In case of more complex or perishable cargo, you need to know the accurate location as well as the exact condition of your goods at any point of time between departure and destination in order to avoid any delays and/or losses.
A growing need for better business intelligence is also putting pressure on the rail freight industry to up their game. There’s a lot more to managing rail logistics in the modern age – constant cargo movement tracking, route deviations, detention at yards, dwell time at unloading docks, bottlenecks along the way, and much more. That’s where ‘real-time alerts’ and ‘package-level tracking’ come in handy; getting accurate data in time is the first crucial step to taking timely action.
Real-time rail cargo tracking is an essential step to boost supply chain agility — the ability to proactively spot issues and take corrective action — and it demands uninterrupted cargo visibility backed by data analytics.
In order to have a well-planned and implemented rail cargo tracking strategy in place, some of the essential criteria to meet include:
- Load-level and container-level visibility — Whether it is LCL cargo you are shipping through or a rail wagon/rake that you own for bulk-goods movement, you need granular visibility to make it actionable.
- First & last-mile visibility — Unlike the conventional manual tracking systems that provide incomplete or fractured visibility.

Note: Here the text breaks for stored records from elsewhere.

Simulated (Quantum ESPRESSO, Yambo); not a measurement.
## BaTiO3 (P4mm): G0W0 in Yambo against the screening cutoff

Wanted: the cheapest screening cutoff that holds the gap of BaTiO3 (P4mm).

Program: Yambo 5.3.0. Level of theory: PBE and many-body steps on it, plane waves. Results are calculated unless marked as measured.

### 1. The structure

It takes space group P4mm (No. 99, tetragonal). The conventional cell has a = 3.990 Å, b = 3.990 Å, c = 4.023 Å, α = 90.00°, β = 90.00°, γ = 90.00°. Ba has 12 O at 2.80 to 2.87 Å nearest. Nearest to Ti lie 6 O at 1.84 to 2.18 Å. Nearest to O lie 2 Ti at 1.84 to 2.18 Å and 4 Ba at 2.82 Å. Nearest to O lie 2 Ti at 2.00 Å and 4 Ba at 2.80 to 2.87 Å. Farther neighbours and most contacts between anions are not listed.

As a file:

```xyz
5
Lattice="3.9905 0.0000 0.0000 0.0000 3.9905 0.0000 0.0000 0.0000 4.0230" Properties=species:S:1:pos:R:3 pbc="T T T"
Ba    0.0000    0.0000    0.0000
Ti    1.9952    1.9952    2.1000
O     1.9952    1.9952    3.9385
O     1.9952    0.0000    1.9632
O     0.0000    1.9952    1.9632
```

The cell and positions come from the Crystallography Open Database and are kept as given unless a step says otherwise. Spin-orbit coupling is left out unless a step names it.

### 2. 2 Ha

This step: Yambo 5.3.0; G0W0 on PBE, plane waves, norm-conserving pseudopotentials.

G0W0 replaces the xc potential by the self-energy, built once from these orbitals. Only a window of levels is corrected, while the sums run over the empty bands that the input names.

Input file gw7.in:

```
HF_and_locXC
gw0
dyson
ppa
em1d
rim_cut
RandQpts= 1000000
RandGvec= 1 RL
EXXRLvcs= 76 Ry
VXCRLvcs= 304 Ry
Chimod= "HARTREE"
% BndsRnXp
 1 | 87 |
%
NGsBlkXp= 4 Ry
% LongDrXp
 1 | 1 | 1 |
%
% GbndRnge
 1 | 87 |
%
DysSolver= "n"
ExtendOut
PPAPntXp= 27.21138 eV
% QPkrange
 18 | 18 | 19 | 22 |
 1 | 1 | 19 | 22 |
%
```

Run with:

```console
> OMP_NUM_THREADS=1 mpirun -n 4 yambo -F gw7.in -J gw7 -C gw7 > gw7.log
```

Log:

- Accurate and actionable information — The gap between a delay occurring and being detected can make or break any crisis management plan.
- Constant condition monitoring — Especially if you’re transporting fragile or condition-sensitive cargo.
- Dwell time management — Whether it’s the goods or the railcars they’re in, the longer they’re in transit, the more it’ll cost you.
- Accurate ETAs to manage tight timelines — With accurate ETAs for long-haul rail cargo, meeting commitments without exceptions is more likely.
Existing rail cargo tracking systems don’t really allow you to connect and coordinate the available information with corrective measures or actions that you need to take. Trying to locate rail cars through arduous follow-ups with rail freight operators is something that a good rail cargo tracking system can eliminate entirely.
But is that enough?
Having a tracking system in place is useful only if you've got someone manning the dashboard; to take full advantage of an early warning system like this, you need to act in time to manage disruptions and reduce delays. That's where a dedicated team — like you'd get in a supply chain control tower — comes in.
With that established, even with end-to-end visibility and analytics sorted, it will all go in vain if you cannot act upon the information in time. The control tower’s human touch and predictive analytics can work on smoothening the flow by helping you reduce the response time or to contain disruptions in the supply chain.
When setting up a supply chain control tower, the most important things to consider are - contextual data visibility, end-to-end supply chain control, predictive analytics with automated flagging, and real-time visibility that facilitates a smooth course of action throughout.
Comprehensively, a good rail tracking system needs to have a balance of:
- Granular tracking
- Personnel manning the system to make the most of it
- Analytics for prescriptive as well as predictive insights
This trifecta will ensure that you get the most out of your tracking system and improve efficiencies that, ultimately, make you more competitive as well as manage costs to shore up the bottom line.